What’s all the noise about?


A FARCICAL court case will leave Tenterfield ratepayers out of pocket after a prosecution over noise at the Emu Creek Extreme Retreat backfired on the council.
Tenterfield Shire Council was prosecuting Blair Maxwell, owner of the extreme retreat, an off-road motorsport venue at Tabulam for trail riding, 4X4 driving, motocross and enduro activities.
Mr Maxwell is a councillor with the shire, but insists the case involved his business interests and had nothing to do with his civic duties.
Following years of noise complaints and sound monitoring, a council ranger monitored noise on the June long weekend and issued Mr Maxwell with two tickets for breaches of council’s noise regulations.
To this point the exercise had cost council over $60,500.
The matter ended up being heard in Tenterfield Magistrates’ Court on Wednesday 11 December.
Council then applied to change the original charges and the court was adjourned to allow lawyers for both sides to negotiate. The council then withdrew its charges.
General manager Lotta Jackson told the Southern Free Times that the matter was resolved after a process instigated by the magistrate.
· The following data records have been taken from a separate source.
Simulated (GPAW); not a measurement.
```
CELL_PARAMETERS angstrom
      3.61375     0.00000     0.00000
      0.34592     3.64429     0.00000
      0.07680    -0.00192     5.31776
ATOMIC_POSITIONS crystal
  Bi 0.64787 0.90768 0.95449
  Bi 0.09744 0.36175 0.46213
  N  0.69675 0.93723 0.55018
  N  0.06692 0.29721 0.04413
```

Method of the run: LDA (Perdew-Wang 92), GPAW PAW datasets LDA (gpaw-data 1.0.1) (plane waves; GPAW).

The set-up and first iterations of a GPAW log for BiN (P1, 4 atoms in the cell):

“The proceedings against Mr Maxwell are to be withdrawn on the condition that he pays the individual penalty rate for the fines issued,” Ms Jackson said.
“Council as the prosecutor will then formally withdraw the charges and as a result is required by law to pay a measure of the defendant’s costs, with the agreed amount being less than the full cost of proceedings.
“The outcome has allowed council to pursue natural justice, while showing a zero tolerance policy for matters involving environmental pollution.”
“The case was withdrawn, so I’m innocent of anything,” Mr Maxwell said.
He said council had been “badgered” into the court action after a five-year campaign of complaints by nearby residents.
“Council is using everything in its arsenal against my business,” he said.
“There was no approach to me to negotiate an appropriate outcome,” Mr Maxwell said. “They were just dogged in their pursuit of a conviction which basically amounted to $400.”
Tenterfield Shire Council was represented by a Sydney barrister.
Mr Maxwell said the agreement ending the court action requires him to pay council the equivalent of the fine had their prosecution been successful – $400.
In return, the council agreed to drop the charges and pay a proportion of Mr Maxwell’s legal fees – $6000.
“It seemed a wiser thing to do, to reduce the legal fees for everyone, if this could be organised,” he said.
“It was a hell of a lot of money, from us and from the ratepayers’ kitty that was used, we feel, to harass our business.”
Observers estimate the cost to council of last week’s court hearings at $18,000 to $20,000.
“The council buggered it up, basically,” said an observer who asked not to be named.
“It’s an absolute catastrophe that the people of Tenterfield, the ratepayers, have to put up with this sort of rot,” said another who attended the court.
“In my way of thinking there should be an administrator in there to sort this whole council out.”

TENTERFIELD Shire Council has racked up a huge bill in its efforts to monitor noise at the Emu Creek Extreme Retreat.
From 2009 to the end of the 2012/2013 financial year a total of $60,521.36 has gone towards sound monitoring, according to council documents.
This total does not incorporate costs since July 1, 2013 which include the cost of the failed court case against the retreat and its owner Blair Maxwell.
Council has spent $9200 on wages, $2500 on plant, $1500 on equipment, $22,100 on sound technicians, and $25,600 on legal costs leading up to, but not including, the 11 December failed prosecution.